The Multiplier Effect of Innovation Jobs

  • June 06, 2012

Because of a multiplier effect, each new high-tech job in the U.S. creates five additional jobs in the service economy, says economist Enrico Moretti.

Because of a multiplier effect, each new high-tech job in the U.S. creates five additional jobs in the service economy, says economist Enrico Moretti.

“An unprecedented redistribution of jobs, population, and wealth is under way in America, and it’s likely to accelerate in the decades to come,” argues Enrico Moretti in his new book The New Geography of Jobs (Houghton Mifflin Harcourt, 2012).

Moretti’s research gives form to a nagging sense that Americans who live in sluggish cities already know in their gut: Technological progress doesn’t affect American cities in the same way.

Instead, what Moretti terms a “Great Divergence” is developing between cities such as Seattle, Boston and Austin, the “new innovation hubs” that are “poised to become the new engines of prosperity” — and everywhere else.

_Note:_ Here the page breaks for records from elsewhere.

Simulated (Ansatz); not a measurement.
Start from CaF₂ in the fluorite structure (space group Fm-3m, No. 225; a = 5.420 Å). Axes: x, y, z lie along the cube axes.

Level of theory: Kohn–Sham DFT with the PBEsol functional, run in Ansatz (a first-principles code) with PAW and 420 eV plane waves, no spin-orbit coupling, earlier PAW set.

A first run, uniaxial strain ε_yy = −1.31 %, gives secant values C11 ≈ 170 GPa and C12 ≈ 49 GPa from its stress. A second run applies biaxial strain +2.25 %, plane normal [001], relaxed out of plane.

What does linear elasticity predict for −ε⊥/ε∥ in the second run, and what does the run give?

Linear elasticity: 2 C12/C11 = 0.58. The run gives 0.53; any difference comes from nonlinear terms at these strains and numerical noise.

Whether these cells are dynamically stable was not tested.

A professor of economics at the University of California, Berkeley, Moretti writes that “the difference among communities in the United States is bigger than it has been in a century.” Workers in hot cities are making two to three times what identical workers make in cities that are losing ground.

Some highlights of Moretti’s research:

Job generation happens in clusters. “A handful of cities with the ‘right’ industries and a solid base of human capital keep attracting good employers and offering high wages, while those at the other extreme, cities with the ‘wrong’ industries and a limited human capital base, are stuck with dead-end jobs and low average wages,” Moretti writes. Ecosystems form in these hot cities, complete with innovation companies, funding sources, highly educated workers and a strong service economy.

Hot companies generate five times as many indirect jobs as direct jobs. Apple, Moretti says, employs 13,000 directly in Cupertino but has spurred 70,000 indirect jobs in the region. Two-thirds of American jobs are in the local service sector, he writes, and “the almost magical economics of job creation” are that “for each new high-tech job in a city, five additional jobs are ultimately created outside of the high-tech sector in that city, both in skilled occupations (lawyers, teachers, nurses) and in unskilled ones (waiters, hairdressers, carpenters).” What’s more, innovation “has a disproportionate effect on the economy of American communities.